Science Horizons Youth Internship Program

Thank you for your interest in the Science Horizons Youth Internship program. The application period for 2015-2016 is now closed.

Organizations will be notified of their proposal’s outcome once these have been made by Environment Canada officials. Science Horizons cannot reimburse any expenditure incurred before formal funding notifications are issued. If an organization chooses to incur project costs prior to receiving notification of funding, the organization will assume full responsibility for all expenditures related to that project.

Organizations wanting to apply for funding in 2016–2017 will be able to do so in the fall of 2015 when the Application for Science Horizons Funding link is activated. Employers are encouraged to watch this website for an announcement of application dates.

Science Horizons Overview

Environment Canada’s Science Horizons Youth Internship Program responds to the Youth Employment Strategy (YES) which the Government of Canada has been operating since 1997. The program aims to develop opportunities for youth in the science, technology, engineering, and mathematics (STEM) fields through mentorship and provide them with hands-on experience matching them with mentors. Through these opportunities, Environment Canada is also supporting organizations across Canada that advance in science, technology, engineering and mathematics (STEM) fields.

Through collaborative partnerships with organizations which have been awarded Science Horizons funding, youth receive hands-on experience working in science, technology, engineering and mathematics (STEM) internships lasting a minimum of six months (24 work weeks). These internships must be completed by March 31, 2016. Up to a maximum of $12,000 in Science Horizons funding is available to organizations for each approved project internship.

Since 1997, Environment Canada's Science Horizons Program has helped over 1800 young men and women across Canada obtain practical work experience in environmental projects in areas of importance to the environment.
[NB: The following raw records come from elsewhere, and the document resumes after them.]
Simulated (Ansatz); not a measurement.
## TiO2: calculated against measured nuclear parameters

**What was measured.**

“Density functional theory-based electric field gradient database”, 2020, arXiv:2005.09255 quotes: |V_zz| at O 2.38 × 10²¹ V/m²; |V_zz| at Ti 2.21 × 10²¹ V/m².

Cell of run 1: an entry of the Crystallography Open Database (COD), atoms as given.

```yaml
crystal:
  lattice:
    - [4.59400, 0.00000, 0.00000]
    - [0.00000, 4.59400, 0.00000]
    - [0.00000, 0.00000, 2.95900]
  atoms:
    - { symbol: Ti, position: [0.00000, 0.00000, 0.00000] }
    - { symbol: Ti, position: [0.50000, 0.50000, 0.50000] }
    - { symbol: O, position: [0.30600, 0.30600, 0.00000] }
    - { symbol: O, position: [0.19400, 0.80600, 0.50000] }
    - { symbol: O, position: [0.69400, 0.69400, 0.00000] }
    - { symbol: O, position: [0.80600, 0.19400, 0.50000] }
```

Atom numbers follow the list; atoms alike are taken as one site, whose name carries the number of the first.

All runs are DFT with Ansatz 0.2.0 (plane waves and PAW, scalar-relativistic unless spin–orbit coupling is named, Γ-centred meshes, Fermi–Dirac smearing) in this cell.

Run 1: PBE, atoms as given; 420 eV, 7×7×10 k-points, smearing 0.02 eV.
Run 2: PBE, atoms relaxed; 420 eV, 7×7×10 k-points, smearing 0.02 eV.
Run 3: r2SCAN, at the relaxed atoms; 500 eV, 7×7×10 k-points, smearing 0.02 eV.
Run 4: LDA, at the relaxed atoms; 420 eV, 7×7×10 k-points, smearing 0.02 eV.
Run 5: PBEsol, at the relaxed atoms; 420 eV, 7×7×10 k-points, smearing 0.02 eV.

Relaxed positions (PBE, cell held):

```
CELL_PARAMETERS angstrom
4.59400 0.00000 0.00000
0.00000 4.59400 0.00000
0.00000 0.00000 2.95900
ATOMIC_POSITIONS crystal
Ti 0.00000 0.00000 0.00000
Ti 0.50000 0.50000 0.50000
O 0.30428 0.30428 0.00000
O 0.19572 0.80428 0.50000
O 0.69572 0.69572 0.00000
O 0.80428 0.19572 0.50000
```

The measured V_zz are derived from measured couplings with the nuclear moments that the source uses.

As Science Horizons funding is provided to recipients through a government grant and contribution program, Environment Canada cannot acquire any good or service from the funding recipient as a result of this funding.

Eligible Organizations

Environment Canada invites the following organizations to apply to the Science Horizons program by submitting project internship proposals. Organizations are to submit one application per project internship; however, they can submit more than one project for internship funding consideration.

  • Individuals;
  • Not-for-profit organizations;
  • Municipal governments;
  • Aboriginal organizations (including band councils, tribal councils and self-government entities);
  • For-profit organizations;
  • Provincial and territorial governments, institutions, agencies and Crown Corporations.

Potential Interns

The Science Horizons application is aimed at employers. Interns do not apply to Science Horizons.  Interns are hired directly by organizations which have received Science Horizons funding. Youth who are interested in an internship should contact organizations in their area or elsewhere which may be engaged in science, technology, engineering, and mathematics (STEM) and might choose to apply for project internship funding assistance through the Science Horizons program.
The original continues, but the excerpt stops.